As you might know by now that there are three important components in any Reinforcement Learning problem: Rewards, States and Actions. The first is a scalar quantity and theoretically the latter two can either be discrete or continuous. The convergence proofs and analyses of the various algorithms are easier to understand for the discrete case and also the corresponding algorithms are easier to code. That is one of the reasons, most introductory material focuses on them.
Having said that, it should be interesting to note that the early research on Reinforcement Learning actually focussed on continuous state representations. It was only in the the 90s since the literature started representing all the standard algorithms for discrete spaces as we had a lot of proofs for them.
Finally, if you noticed carefully, I said continuous states only. Mapping continuous states and continuous actions is hard. Nevertheless, we do have some solutions for now. But it is an active area of Research in RL.
This paper by Sutton from '98 should be a good start for your exploration!
Reinforcement learning does not depend on a grid world. It can be applied to any space of possibilities where there is a "fitness function" that maps between points in the space to a fitness metric.

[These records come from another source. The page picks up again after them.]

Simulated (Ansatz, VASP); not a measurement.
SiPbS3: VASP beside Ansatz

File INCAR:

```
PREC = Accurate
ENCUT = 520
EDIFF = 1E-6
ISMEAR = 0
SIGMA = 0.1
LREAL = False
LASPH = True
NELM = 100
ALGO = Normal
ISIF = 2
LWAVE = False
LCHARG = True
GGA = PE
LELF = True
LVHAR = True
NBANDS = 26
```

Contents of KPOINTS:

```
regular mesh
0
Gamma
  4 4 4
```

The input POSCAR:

Topological spaces have a formally-defined "neighborhoods" but do not necessarily conform to a grid or any dimensional representation. In a topological space, the only way to get from "here" to "there" is via some "paths" which are sets of contiguous neighborhoods. Continuous fitness functions can be defined over topological spaces.
For what it is worth, reinforcement learning is not the be-all-end-all (family of) learning algorithms in fitness landscapes. In a sufficiently rugged fitness landscape, other learning algorithms can perform better. Also, if there are regions of the space where there are no well-defined fitness function at a given point in time, it may be indeterminate as to what learning algorithms are optimal, if any.